Description
Is your feature request related to a problem or challenge?
I want people's first impression of DataFusion to be "that is very fast" without having to tune parameters
DataFusion has many configuration options that control various performance optimization.
There is a tradeoff between some of these options between faster query execution (for more than linear resource consumption) and pure efficiency.
We have benchmarks such as a tpch runner that typically run with a single core. These are great as performance unit tests in well controlled environments (and avoid task overhead, and other non determinism introduced with multi-core execution), however they don't mimic what users typically run with.
Up to now we have taken a conservative approach and only enabled optimizations by default if they make everything faster. I would like to change our philosophy and optimize for "out of the box" performance
You can see examples of other systems tuning knobs up for performance:
Here is a recent example from https://hussainsultan.com/posts/unbundled-datafusion/
runtime = RuntimeConfig().with_disk_manager_os().with_fair_spill_pool(100000000)
config = (
SessionConfig()
.with_create_default_catalog_and_schema(True)

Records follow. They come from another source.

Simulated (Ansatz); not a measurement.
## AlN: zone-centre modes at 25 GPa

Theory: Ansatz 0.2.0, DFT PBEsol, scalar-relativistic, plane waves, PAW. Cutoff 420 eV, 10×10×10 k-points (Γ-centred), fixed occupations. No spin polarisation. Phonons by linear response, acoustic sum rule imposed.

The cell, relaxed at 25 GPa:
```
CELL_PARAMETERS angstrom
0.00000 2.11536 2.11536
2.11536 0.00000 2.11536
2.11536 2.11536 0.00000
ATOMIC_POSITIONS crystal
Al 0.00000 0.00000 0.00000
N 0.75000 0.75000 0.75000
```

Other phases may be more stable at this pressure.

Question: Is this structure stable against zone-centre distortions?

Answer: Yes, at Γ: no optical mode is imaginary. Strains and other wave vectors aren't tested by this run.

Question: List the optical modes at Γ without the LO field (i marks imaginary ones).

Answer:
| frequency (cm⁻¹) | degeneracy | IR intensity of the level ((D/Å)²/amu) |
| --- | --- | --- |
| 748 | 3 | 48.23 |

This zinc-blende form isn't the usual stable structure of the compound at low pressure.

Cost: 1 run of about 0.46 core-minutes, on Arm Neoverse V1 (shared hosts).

.with_target_partitions(8)
.with_information_schema(True)
.with_repartition_joins(True)
.with_repartition_aggregations(True)
.with_repartition_windows(True)
.with_parquet_pruning(True)
.set("datafusion.execution.parquet.pushdown_filters", "true")
)
ctx = SessionContext(config, runtime)
ctx.register_parquet("orders", "../../../fanniemae-benchmark/sf10/raw/orders.parquet")
Describe the solution you'd like
I would like to change the ConfigOption
defaults to optimize performance in the common case rather than avoid
performance regressions in all cases
Specifically that means:
- Repartition always when possible (to increase parallelism by default)
- Push down all parquet filters (e.g. Enable parquet page level skipping (page index pruning) by default #4085 and Enable parquet filter pushdown by default #3463)
Describe alternatives you've considered
We can leave the defaults alone and make users change the defaults
Additional context
No response